Postby bystander » Thu Sep 21, 2017 5:29 pm

Sharon Wilson wrote:
A Sequence of Beauty in Terby Crater (ESP_013305_1515)

The north-facing wall of a moat-like depression in the middle of Terby Crater exposes a beautiful 400 meter-high sequence of light-toned, repetitive sedimentary layers. These deposits are often obscured by darker-toned patches of material as well as ripples and dunes.

The deposits in Terby, located on the northern rim of Hellas Planitia, are consistent with deposition in a standing body of water. The layers have been proposed as science targets for future landed missions.

Alfred McEwen wrote:
Go with the (Bright) Flow (ESP_014335_1450)

Many slopes in the middle latitudes of Mars show icy flows or glaciers. The region shown here, in the south-facing slope of a crater, is unusual because the flows have bright highlights.
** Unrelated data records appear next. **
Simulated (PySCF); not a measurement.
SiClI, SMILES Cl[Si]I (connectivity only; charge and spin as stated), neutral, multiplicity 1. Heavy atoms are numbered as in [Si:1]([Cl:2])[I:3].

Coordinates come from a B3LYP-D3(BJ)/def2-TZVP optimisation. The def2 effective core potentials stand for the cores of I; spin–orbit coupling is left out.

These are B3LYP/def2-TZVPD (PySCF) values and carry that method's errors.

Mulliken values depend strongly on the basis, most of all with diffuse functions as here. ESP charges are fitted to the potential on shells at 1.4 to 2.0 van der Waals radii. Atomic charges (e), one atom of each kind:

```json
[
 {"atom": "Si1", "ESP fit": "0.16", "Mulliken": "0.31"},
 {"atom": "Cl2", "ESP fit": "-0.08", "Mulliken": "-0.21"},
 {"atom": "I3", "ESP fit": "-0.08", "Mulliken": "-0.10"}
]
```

The color and brightness variations are likely due to surface coatings of bright dust and dark sand. There is no evidence that these flows are currently active, but they may have been active only millions of years ago. These flows may well contain ice today in their interiors, as confirmed in places by the subsurface radar experiment on MRO.

This is a stereo pair with ESP_014058_1450.

Alfred McEwen wrote:
North Polar Layers: Streaking and Unconformity (ESP_018160_2595)

In geology, an unconformity is a buried erosion surface, where the bedding layers don’t match. It doesn’t mean a mismatch in attitudes and beliefs, with rebellious behavior like streaking. But Mars does have streaking of a different kind, from the wind.

This oblique image of part of the North Polar layered deposits, acquired in the summertime, shows both phenomena in the upper and lower panels, plus a topographic bend in the middle panel. Blue areas in this enhanced color image are covered by frost, whereas the darker colors are from differences in contamination and texture of the icy layers.

This is a stereo pair with ESP_018265_2595.

Dan Berman wrote:
Textures in Deuteronilus Mensae (ESP_018515_2225)

This enhanced color image shows the surface of a lobate debris apron in the Deuteronilus Mensae region of Mars, on the boundary between the Northern plains and Southern lowlands. These lobe-shaped formations commonly emanate from mesas in this region and have pitted, lineated textures that suggest the flow of water ice.

Results from the SHARAD (SHAllow RADar) instrument on MRO indicate that lobate debris aprons in Deuteronilus Mensae, similar to those visible here, are composed of material dominated by ice and are interpreted to be potential debris-covered glaciers or rock glaciers.

These debris apron surfaces are also covered by an ice-rich deposit that we’ve observed draping over entire regions in the mid-latitudes of Mars. It is this mantling deposit that filled in the crater, with its subsequent removal around the outer margins, probably due to differential sublimation of the ice. The same textures in the center of the crater are like those of the surrounding terrain.